More market information
In an attempt to determine why oil costs have soared to levels that now threaten growth prospects, the world's top economic leaders called for better market data. The G7 pressed the International Energy Agency, founded during the 1974 oil crisis, to improve "oil data transparency," and to help sort out whether scarce oil supplies, speculations or rocketing demand is behind the steady rise in prices.
Germany and Britain are reputedly involved in negotiations for a detailed oil transparency initiative. Ahead of the G7 meeting, Chancellor Gerhard Schröder said he believed speculation was one of the main reasons for soaring prices and that a better overview of the market through increased information could improve the situation.

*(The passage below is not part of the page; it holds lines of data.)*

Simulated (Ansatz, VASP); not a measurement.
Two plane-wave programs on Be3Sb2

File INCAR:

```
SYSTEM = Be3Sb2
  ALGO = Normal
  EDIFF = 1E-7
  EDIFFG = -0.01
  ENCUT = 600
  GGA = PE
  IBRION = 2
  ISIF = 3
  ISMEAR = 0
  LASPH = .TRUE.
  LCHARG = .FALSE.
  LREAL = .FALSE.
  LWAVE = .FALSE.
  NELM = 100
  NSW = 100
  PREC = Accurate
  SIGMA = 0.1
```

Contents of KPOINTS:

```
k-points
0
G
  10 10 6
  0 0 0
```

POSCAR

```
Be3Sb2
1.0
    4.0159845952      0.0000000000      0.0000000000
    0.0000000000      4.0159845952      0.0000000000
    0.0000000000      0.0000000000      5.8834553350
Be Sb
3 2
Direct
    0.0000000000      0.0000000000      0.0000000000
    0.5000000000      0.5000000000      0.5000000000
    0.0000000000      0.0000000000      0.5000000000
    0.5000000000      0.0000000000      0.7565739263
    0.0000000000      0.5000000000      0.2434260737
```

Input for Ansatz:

Supplies cannot meet up with the growing demand for oil
Little power to change price
Better information and calls for increased production will most likely do very little in bringing down the oil price. Analysts say the G7 has little influence over the oil market. The problem is one of simple economics, they point out: demand is outpacing supply, said Nariman Behravesh, chief economist at the economic research firm Global Insight.
"It's not as if OPEC is manipulating the market. There's really not much anybody can do until the investments now being made bring some fruit," he added.
The G7 may be effective in currency markets, but they have no real history in the oil markets. In all reality, the price of oil will only come down when the supply improves and global growth begins to slow.